The room was hot. Too hot. And everyone was unnaturally quiet. This was not the giggle-fest I was promised. Kyle was looking sombrely into the mirror. He knew what he was doing. I did not.
Jeremy had his eyes closed and was already in the zone I was rebelling against. He knew what he was doing. I did not.
Breathing in, I was lulled into a false sense of confidence. The air felt like oxygen. This wasn’t too bad. I didn’t even break into a sweat.
That was the first 30 minutes.
I looked at the clock. 60 minutes to go. I was not going to make it. My vision had already threatened to cease, and my bottled water had stopped being refreshing. I pressed my nose to the purple mat in resignation, giving up any hope of getting through this activity with my dignity, and it didn’t feel good.
30 minutes to go and I had stopped trying to pose correctly and had shamefully lowered my standards to pretending to be inflexible, just to limit my exertion. Air had stopped feeling like oxygen and my brain had started to swim with negative thoughts. Ones I knew I could push away if I just focused on the clock. 30 minutes to go, then the promised euphoria would kick in. I daydreamed about what that might be like, but the level of discomfort I was feeling currently could not be worth any good feelings I might have after leaving this building.
I’d got to the point where I was painfully aware that the number of breaks I was taking would put me at the top of the loser board. I had set the expectation of myself too high for this one. I’d believed the encouragement given to me to attend, and now I was paying for it.
15 minutes to go and the hopelessness of my situation gave way to anger. This level of torture was unhealthy, and I allowed myself to imagine punching the instructor in the face and freeing the room of this cult. My thoughts eventually turned more violent than just punching. The instructor’s calm voice just made everything worse.
The clock. It was time. Time to end. But it didn’t. Logic told me there would be a cooldown before the end and we weren’t slowing down. Suddenly, my goal had been taken away. I felt my brain start to shut down as it arrived at the conclusion that this would never end. I panicked silently, that I would never be allowed out of this room again. I’d been tricked. The people around me stopped being real and became robots. Their one goal, to kill me slowly in this room of torture. The intense feeling of being alone swallowed me up and my emotions threatened to disappear completely.

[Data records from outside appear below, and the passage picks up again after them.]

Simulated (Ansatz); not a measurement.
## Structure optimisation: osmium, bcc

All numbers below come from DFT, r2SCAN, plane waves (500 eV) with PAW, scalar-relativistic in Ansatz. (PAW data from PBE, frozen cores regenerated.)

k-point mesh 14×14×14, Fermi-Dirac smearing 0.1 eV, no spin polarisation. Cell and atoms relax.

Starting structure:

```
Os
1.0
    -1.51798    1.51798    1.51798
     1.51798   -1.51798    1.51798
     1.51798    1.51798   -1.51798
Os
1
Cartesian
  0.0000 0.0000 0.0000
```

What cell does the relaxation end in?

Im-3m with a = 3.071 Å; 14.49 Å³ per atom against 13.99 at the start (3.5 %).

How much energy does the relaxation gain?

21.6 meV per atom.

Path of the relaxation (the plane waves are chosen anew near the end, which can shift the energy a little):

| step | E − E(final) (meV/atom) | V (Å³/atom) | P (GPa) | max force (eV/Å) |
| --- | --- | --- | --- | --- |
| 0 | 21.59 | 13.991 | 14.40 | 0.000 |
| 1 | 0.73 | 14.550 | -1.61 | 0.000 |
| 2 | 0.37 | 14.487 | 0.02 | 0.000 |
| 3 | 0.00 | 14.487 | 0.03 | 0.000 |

After robbing an extra fifteen minutes of a life I no longer cared about, the instructor turned down the lights and left the room. If I’d had any willpower left in me, I would have kicked her on the way out.
I felt nothingness and loneliness at the same time. Lying on the floor, sweat stinging my eyes, I waited for Kyle to get up from his mat and give me instructions on the protocol of leaving. I grimly followed him out the room, hardly uttering a word, and heading for the changing room. My work clothes were a surprisingly comforting sight.
Discarding everything I was wearing, I uncharacteristically leaped into the shower, not caring who saw me. The added shame I would normally feel at being seen in this way couldn’t bring me much lower than I already was. Nevertheless, the shower was short as I wrapped a towel around me and slipped into a private changing room.
It was only then that allowed myself to sink to my knees and sob.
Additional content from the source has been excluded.